AWS Lake Formation – Data Lake(Setup)

Overview for Build a Data lake with AWS(Beginner)

AWS Lake Formation enables you to set up a secure data lake. A data lake is a centralized, curated, and secured repository storing all your structured and unstructured data, at any scale. You can store your data as-is, without having first to structure it. And you can run different types of analytics to better guide decision-making—from dashboards and visualizations to big data processing, real-time analytics, and machine learning.

The challenges of data lakes

The main challenge to data lake administration stems from the storage of raw data without content oversight. To make the data in your lake usable, you need defined mechanisms for cataloging and securing that data.

Lake Formation provides the mechanisms to implement governance, semantic consistency, and access controls over your data lake. Lake Formation makes your data more usable for analytics and machine learning, providing better value to your business.

Lake Formation allows you to control data lake access and audit those who access data. The AWS Glue Data Catalog integrates data access policies, making sure of compliance regardless of the data’s origin.

Set up the S3 bucket and put the dataset.

Set up the S3 bucket and put the dataset.

Set up Data Lake with AWS Lake Formation.

Step 1: Create a data lake administrator

First, designate yourself a data lake administrator to allow access to any Lake Formation resource.

Create a data lake administrator

Step 2: Register an Amazon S3 path

Next, register an Amazon S3 path to contain your data in the data lake.

Register an Amazon S3 path

Step 3: Create a database

Next, create a database in the AWS Glue Data Catalog to contain the datasetsample00 table definitions.

  •      For Database, enter datasetsample00-db
  •      For Location, enter your S3 bucket/ datasetsample00.
  •      For New tables in this database, do not select Grant All to Everyone.

Step 4: Grant permissions

Next, grant permissions for AWS Glue to use the datasetsample00-db database. For IAM role, select your user and AWSGlueServiceRoleDefault.

Grant your user and AWSServiceRoleForLakeFormationDataAccess permissions to use your data lake using a data location:

  • For IAM role, choose your user and AWSServiceRoleForLakeFormationDataAccess.
  • For Storage locations, enter s3:// datalake-hiennu-ap-northeast-1.

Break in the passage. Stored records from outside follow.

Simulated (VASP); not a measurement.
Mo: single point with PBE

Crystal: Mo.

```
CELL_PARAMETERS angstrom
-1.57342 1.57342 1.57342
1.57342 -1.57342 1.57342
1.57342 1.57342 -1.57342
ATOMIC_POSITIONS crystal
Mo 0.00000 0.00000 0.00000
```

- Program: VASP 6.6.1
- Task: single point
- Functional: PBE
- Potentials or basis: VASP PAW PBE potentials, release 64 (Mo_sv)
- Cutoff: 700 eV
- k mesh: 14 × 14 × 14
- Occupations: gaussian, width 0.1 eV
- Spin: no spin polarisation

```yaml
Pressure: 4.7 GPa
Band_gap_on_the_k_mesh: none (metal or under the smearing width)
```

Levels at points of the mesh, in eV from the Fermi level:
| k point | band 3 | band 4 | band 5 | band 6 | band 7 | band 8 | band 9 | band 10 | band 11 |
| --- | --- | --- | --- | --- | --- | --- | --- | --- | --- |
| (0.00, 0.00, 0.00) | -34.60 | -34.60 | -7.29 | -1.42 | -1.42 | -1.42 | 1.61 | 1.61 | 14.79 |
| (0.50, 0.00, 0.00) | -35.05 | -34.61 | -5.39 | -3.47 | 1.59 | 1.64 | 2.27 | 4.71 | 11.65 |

Step 5: Crawl the data with AWS Glue to create the metadata and table

In this step, a crawler connects to a data store, progresses through a prioritized list of classifiers to determine the schema for your data, and then creates metadata tables in your AWS Glue Data Catalog.

Create a table using an AWS Glue crawler. Use the following configuration settings:

  • Crawler name: samplecrawler.
    Crawler name: samplecrawler.
  • Data stores: Select this field.
  • Choose a data store: Select S3.
  • Specified path: Select this field.
  • Include path: s3://datalake-hiennu-ap-northeast-1/datasetsample00.
  • Add another data store: Choose No.
  • Choose an existing IAM role: Select this field.
  • IAM role: Select AWSGlueServiceRoleDefault.
  • Run on demand: Select this field.
  • Database: Select datasetsample00-db.

Step 6: Grant access to the table data

Set up your AWS Glue Data Catalog permissions to allow others to manage the data. Use the Lake Formation console to grant and revoke access to tables in the database.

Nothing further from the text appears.